Images of work in the exhibition are available here.
Dolby Chadwick Gallery is pleased to present Vanishing Light, an exhibition of new works by Mayme Kratz, on view from April 2 to May 2. Nature figures as Kratz’s primary point of departure, her art attending not only to its cyclical rhythms and winkings of the sublime but also to those overlooked aspects of its beauty.
A resident of Phoenix, Arizona, Kratz is particularly drawn to the harsh conditions of the desert and the American southwest. She sets out on hiking and camping trips to explore the texture and soul of the landscape, frequently foraging for plant life, insect exoskeletons, snake vertebra, and shells, among other organic matter. These objects subsequently form the heart of her mixed media assemblages. Returning to her studio, she disassembles her findings, rearranging them on a panel before layering in colored resins that she sands down to a smooth, matte finish. The compositions often come to Kratz in dreams or, as with this body of work, in those suspended moments between states of consciousness: “Many of the images reflect what I see with my eyes closed, before I go to sleep at night.” They picture her foraged materials through a new, idiosyncratic lens, recasting their slighted elegance in unexpected terms while also conferring them with new life.
This way of seeing is exemplified by Vanishing Light 14 and Vanishing Light 15, which accentuate the hidden grandeur of snake weed by contextualizing it within an empyrean framework. In both, hundreds of delicate sprigs explode out from the center like rays of light to form a starburst arrangement. The deep blue and steely hues of the works’ resin encasings mimic twilight’s diminishing light, heightening the bright yellow of the poisonous plant and further affirming its rightful place in the sky. Violet Hour, whose title is a reference to T.S. Eliot’s poem The Wasteland, similarly conjures the cosmos using terrestrial elements. Here, a collection of seashells, snake vertebra, and rattlesnake ribs swirl as if a galaxy amid a field the color of the sky right before sunset, when blue turns to violet. Through her art, Kratz spotlights the startling relationship between earth and the celestial, noting how objects seen under the microscope often look stellar, while phenomena viewed through the telescope appear cellular.

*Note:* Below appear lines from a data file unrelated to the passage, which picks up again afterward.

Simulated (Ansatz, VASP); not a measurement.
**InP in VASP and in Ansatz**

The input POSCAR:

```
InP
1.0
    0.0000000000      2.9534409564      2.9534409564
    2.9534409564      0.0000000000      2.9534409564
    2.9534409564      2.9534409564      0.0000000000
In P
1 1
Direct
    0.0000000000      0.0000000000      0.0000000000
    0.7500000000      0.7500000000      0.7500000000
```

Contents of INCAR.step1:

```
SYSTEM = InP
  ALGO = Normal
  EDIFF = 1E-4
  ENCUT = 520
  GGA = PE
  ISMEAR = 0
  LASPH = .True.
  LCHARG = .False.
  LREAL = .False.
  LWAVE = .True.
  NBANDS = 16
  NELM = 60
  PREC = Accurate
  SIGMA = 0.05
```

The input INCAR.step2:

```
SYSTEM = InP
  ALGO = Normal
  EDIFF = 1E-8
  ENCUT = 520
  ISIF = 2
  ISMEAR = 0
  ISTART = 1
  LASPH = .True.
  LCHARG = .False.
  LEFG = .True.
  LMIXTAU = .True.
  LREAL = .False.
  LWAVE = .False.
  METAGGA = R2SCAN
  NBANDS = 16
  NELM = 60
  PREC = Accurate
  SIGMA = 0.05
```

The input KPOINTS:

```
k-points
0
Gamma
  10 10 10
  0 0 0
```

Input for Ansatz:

This past year offered Kratz more opportunities to roam the desert. In addition to visiting Utah’s Grand Gulch and Cedar Mesa, she hiked the Grand Canyon, where she spent a few days along the Colorado River. Although she did not take anything from the latter location, she was profoundly influenced by its light and shadows. Many of the new works reflect these adventures, as well as the influence of Mary Oliver, the celebrated poet who passed away in January 2019. As the ravages of climate change intensify, Kratz turns to the poetry and prose of Oliver, who “dealt with sorrow by speaking about it and filtering it into something beautiful.” These recent works are, in part, an homage to Oliver’s words, whose powers “put some sort of creative, visual spell on me.”
Mayme Kratz was born in 1958, in San Diego County. Her work has been exhibited at the Phoenix Art Museum, the Tucson Museum of Art, the Scottsdale Museum of Art, and the Museum of Glass in Tacoma, among other notable institutions. She has received numerous recognitions for her practice, including a Contemporary Forum mid-career award and exhibition at the Phoenix Art Museum in 2011 as well as residencies with the Art in Embassies Program, the Museum of Glass in Tacoma, and the Pilchuck Glass School. Her art can be found in public and private collections throughout the United States.